Ruth 3:1-5, 4:13-17
November 11, 2012
After we have read that amazing speech of Ruth in chapter one, a speech that has become the only part of the book that anyone appears to know or use, why should we read on in the story? Is there anything more to learn from Ruth's tale? I think the answer is a resounding "yes," and more careful attention to the story's end can be most revealing for a preacher who wants to account for the whole of the biblical text.

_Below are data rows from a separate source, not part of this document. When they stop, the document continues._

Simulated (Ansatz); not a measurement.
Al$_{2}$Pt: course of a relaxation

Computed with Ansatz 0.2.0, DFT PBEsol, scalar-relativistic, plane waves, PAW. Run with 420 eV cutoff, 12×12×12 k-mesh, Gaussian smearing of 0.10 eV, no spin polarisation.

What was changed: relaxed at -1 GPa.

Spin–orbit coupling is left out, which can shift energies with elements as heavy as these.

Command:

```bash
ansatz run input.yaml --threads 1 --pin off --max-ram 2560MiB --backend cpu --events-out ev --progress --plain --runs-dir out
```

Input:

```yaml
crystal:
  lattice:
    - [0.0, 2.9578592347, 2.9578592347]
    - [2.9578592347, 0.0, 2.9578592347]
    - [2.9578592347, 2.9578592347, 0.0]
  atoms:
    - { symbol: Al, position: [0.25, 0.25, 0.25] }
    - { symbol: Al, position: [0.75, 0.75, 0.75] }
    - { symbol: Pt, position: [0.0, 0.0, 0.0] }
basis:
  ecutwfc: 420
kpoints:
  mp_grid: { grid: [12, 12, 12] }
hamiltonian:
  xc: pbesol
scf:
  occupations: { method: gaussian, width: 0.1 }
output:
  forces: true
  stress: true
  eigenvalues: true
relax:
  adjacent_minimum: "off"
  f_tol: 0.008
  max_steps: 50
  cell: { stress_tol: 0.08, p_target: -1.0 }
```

After the speech, Boaz, a near kinsman of Naomi's (though she has tried to ditch Orpah and Ruth in chapter 1 by claiming that she had no near kinsmen at all) is introduced to us. And if we are still alert, we immediately hope that this man can be a possible match for Ruth, thus serving as her go'el, her 'redeemer" in a legal sense. But Naomi has apparently given up all hope, so Ruth has to continue her risky behavior by telling Naomi, "I am going (NRSV reads, "Let me go," which is possible but hardly in Ruth's character) to a field to glean, a place in which I might find a favorable reception" (Ruth 2:2). A foreign widow, venturing into an unknown man's field, runs all sorts of risks: assault by lusty field hands, rejection by a greedy owner, abuse from fellow gleaners who have long identified this field as their own place of "business."
"Gleaning" is a technical term in Israel. By some laws, found again in Deuteronomy, this time in 24:21 (the levirate marriage law that drove Naomi's Bethlehem road fantasy was also found in that book), reaping a field in Israel always had to take account of the poor and disadvantaged in the land. Hired hands were to harvest the field of the owner, but any grain that they missed in the first pass through the field must be left in the field for the strangers, the orphans, the foreigners, and the widows. It was a meager and difficult way to survive, but at least it offered a tiny meal for those who had nothing.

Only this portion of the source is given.